Using XSLT involves creating a compiler, compiling an XSLT document, and then using that compiled document to transform something.

Constructing a Compiler

The simplest way is to call #xslt_compiler on a Saxon::Processor instance.

processor = Saxon::Processor.create

# Simplest, default options
compiler = processor.xslt_compiler

In order to set compile-time options, declare static compile-time parameters then pass a block to the method using the DSL syntax (see the DSL RDoc for complete details):

compiler = processor.xslt_compiler {
  static_parameters 'param' => 'value'
  default_collation 'https://www.w3.org/2005/xpath-functions/collation/html-ascii-case-insensitive/'
}

The static context for a Compiler cannot be changed, you must create a new one with the context you want. We make it very simple to create a new Compiler based on an existing one. Declaring a parameter again overwrites the value.

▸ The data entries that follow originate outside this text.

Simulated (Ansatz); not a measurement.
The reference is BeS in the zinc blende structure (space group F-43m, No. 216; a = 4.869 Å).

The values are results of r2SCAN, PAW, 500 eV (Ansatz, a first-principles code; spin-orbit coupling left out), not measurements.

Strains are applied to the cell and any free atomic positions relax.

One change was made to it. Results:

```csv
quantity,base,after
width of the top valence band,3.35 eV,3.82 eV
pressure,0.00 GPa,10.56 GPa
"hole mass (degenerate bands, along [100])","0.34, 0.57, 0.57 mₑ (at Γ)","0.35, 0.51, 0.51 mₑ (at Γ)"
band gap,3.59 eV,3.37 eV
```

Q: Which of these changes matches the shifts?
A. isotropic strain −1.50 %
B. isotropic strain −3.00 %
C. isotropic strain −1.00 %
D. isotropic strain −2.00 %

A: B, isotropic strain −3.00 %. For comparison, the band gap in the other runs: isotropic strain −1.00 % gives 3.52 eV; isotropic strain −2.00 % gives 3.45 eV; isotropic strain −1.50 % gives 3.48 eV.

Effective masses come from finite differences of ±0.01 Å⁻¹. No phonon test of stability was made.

new_compiler = compiler.create {
  static_parameters 'param' => 'new value'
}

new_compiler.default_collation #=> "https://www.w3.org/2005/xpath-functions/collation/html-ascii-case-insensitive/"

If you wanted to remove a value, you need to start from scratch. You can, of course, extract any data you want from a compiler instance separately and use that to create a new one.

params = compiler.static_parameters
new_compiler = processor.xslt_compiler {
  static_parameters params
}
new_compiler.default_collation #=> nil

Compiling an XSLT stylesheet

Once you have a compiler, call #compile and pass in a Saxon::Source or an existing Saxon::XDM::Node. Parameters and other run-time configuration options can be set using a block in the same way as creating a compiler. You'll be returned a Saxon::XSLT::Executable.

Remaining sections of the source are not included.